A challenge from a white student who was denied admission to the University of Texas flagship campus will be the high court's first look at affirmative action in higher education since its 2003 decision endorsing the use of race as a factor.
This time around, a more conservative court could jettison that earlier ruling or at least limit when colleges may take account of race in admissions.
In a term already filled with health care, immigration and political redistricting, the justices won't hear the affirmative action case until autumn. But the political calendar will still add drama. Arguments probably will take place in the final days of the presidential election campaign.
A broad ruling in favour of the student, Abigail Fisher, could threaten affirmative action programmes at many of the nation's public and private universities, said Vanderbilt University law professor Brian Fitzpatrick.
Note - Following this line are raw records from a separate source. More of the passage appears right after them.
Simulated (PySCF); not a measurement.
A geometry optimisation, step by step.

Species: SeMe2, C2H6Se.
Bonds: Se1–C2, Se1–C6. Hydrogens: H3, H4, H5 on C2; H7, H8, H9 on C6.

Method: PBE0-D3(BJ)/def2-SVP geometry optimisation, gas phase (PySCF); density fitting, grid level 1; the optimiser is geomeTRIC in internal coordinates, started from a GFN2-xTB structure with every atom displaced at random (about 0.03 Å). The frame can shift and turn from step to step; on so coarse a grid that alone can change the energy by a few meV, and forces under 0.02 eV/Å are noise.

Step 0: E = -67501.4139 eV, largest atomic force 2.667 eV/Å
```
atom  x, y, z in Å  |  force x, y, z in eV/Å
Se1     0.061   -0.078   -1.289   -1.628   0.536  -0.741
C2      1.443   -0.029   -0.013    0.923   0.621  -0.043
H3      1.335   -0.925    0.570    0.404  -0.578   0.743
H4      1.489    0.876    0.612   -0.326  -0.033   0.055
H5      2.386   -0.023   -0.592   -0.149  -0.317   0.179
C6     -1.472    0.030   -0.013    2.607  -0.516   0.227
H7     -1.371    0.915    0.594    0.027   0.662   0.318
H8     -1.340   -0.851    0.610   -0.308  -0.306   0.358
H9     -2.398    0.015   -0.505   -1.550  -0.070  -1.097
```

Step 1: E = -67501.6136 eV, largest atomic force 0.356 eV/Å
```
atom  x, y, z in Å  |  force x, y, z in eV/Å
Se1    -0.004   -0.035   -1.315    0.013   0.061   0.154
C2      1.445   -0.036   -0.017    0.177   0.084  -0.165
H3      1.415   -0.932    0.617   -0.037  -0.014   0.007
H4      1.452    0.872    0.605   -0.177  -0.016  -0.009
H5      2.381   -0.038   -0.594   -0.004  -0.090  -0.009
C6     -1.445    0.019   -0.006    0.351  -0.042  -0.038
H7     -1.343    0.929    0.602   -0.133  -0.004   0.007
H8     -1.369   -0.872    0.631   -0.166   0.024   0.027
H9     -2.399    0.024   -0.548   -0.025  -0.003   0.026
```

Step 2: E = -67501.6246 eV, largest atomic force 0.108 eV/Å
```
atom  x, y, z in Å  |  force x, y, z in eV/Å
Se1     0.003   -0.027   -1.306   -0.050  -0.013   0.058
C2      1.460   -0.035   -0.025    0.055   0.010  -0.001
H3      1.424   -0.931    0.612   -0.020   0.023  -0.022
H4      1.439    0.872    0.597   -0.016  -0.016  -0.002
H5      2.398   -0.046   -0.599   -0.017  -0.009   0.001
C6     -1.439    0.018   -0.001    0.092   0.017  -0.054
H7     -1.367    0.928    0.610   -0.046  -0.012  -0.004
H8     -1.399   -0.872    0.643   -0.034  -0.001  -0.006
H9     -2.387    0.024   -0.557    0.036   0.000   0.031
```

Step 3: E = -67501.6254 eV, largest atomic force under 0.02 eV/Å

A federal appeals court upheld the Texas programme at issue, saying it was allowed under the high court's decision in Grutter vs Bollinger in 2003 that upheld racial considerations in university admissions at the University of Michigan Law School.
Rights violation
But there have been changes in the Supreme Court since then. For one thing, Justice Samuel Alito appears more hostile to affirmative action than his predecessor, Sandra Day O'Connor. For another, Justice Elena Kagan, who might be expected to vote with the court's liberal-leaning justices in support of it, is not taking part in the case. Kagan's absence probably is a result of the Justice Department's participation in the Texas case in the lower courts at a time when she served as the Obama administration's solicitor general.
Fisher, of Sugar Land, Texas, filed a lawsuit with another woman when they were denied admission at the university's Austin campus. They contended the school's race-conscious policy violated their civil and constitutional rights. By then, they had enrolled elsewhere.
The other woman has since dropped out of the case. The state has said Fisher is a Louisiana State University senior whose impending graduation should bring an end to the lawsuit. But the Supreme Court appeared not to agree on Tuesday.